Showing posts with label death. Show all posts
Showing posts with label death. Show all posts

Friday, January 25, 2008

Cage Rattling

Remember that Zhitro accumulation I mentioned post before last?  Well, Rinpoche has really rattled everyone’s cage by sending word to us that we should continue a twenty-four hour mantra accumulation  “until samsara is emptied.”  But, no, not just that, he set up two other simultaneous continuous accumulations—a special Vajrasattva mantra, and a prayer he wrote for these difficult times.  Starting immediately, and continuing forever.

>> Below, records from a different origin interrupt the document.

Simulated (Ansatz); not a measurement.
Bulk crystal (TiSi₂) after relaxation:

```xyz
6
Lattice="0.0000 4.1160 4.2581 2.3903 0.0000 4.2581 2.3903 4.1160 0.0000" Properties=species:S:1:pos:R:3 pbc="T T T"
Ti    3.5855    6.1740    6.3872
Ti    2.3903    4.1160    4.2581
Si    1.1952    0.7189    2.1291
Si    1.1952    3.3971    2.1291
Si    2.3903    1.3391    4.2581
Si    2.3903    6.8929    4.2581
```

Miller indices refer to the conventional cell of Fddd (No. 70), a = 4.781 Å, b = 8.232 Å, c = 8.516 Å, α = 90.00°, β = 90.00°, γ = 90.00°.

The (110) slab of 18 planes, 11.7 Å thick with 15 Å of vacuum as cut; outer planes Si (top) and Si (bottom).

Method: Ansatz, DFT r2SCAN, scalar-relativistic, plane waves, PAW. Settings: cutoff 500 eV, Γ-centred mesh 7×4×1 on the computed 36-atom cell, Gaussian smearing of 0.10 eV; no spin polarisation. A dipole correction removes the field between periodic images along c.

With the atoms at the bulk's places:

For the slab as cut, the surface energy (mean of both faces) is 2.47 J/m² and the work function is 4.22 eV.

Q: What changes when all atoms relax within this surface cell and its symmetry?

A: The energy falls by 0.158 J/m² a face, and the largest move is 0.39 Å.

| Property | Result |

Personally, I had just sunk my talons into a new sadhana, tucked in my napkin and was starting to gobble when this happened.  What do I do now?  Drop it and take up that Zhitro accumulation, which I had already decided to do sometime in my 70’s, if I live that long?  I love the Zhitro practice, and the accumulation is huge and the mantra long.  Right now it takes me an hour to say 800, without the sadhana.  If I recall correctly, think the expected accumulation for one person was 2,400,000.  If one adds the sadhana, that would be about an hour and a half a day for three years.  Or 45 minutes a day for six years—actually sounds more doable.  Then, if I spend half the year doing other practices, that would be twelve years. Of course, it gets faster as you do it.  On the other hand, now we are supposed to just keep going, so perhaps the numbers are moot.

The Zhitro is a practice related to the hundred peaceful and wrathful deities of the Bardo.  It is really supposed to help bardo beings.  I am especially drawn to helping bardo beings.  My goal is to become a special Buddha who can swoop down and grab beings who have died and are heading to hell, and put them in my new Buddhafield, The Pureland of Remorseful Reprobates.

My friend Dennis emailed me very early this morning, “I had a dream where we formed a company and we were selling aspirin that was useful in the bardo. Our slogan was ‘don't get a headache over your bad karma.’”


Tuesday, January 8, 2008

Buddhist Chaplaincy




The above photos were taken and posted recently by Joan Halifax Roshi of Upaya Institute in Santa Fe.  The top photo is the gate of Upaya, the bottem photo is a backyard a few blocks from there.  How do I know?  Because I posted a picture of the same windmill here, that I took on December 24.  What are the chances of that?

I am part of the first class in their Buddhist Chaplaincy training program that starts this year.  It will be team taught by the leading lights of the engaged Buddhism movement, Glassman, Maull, Halifax herself, etc.  I, on the other hand, am a dim bulb of the disengaged Buddhism movement.  However, I am also an old nurse, and old nurses are like old firehouse dogs--we always return to help people directly who are at critical junctures in their lives.  Since is the only ingrained habit I have that is positive, I guess I will figure out how to channel it.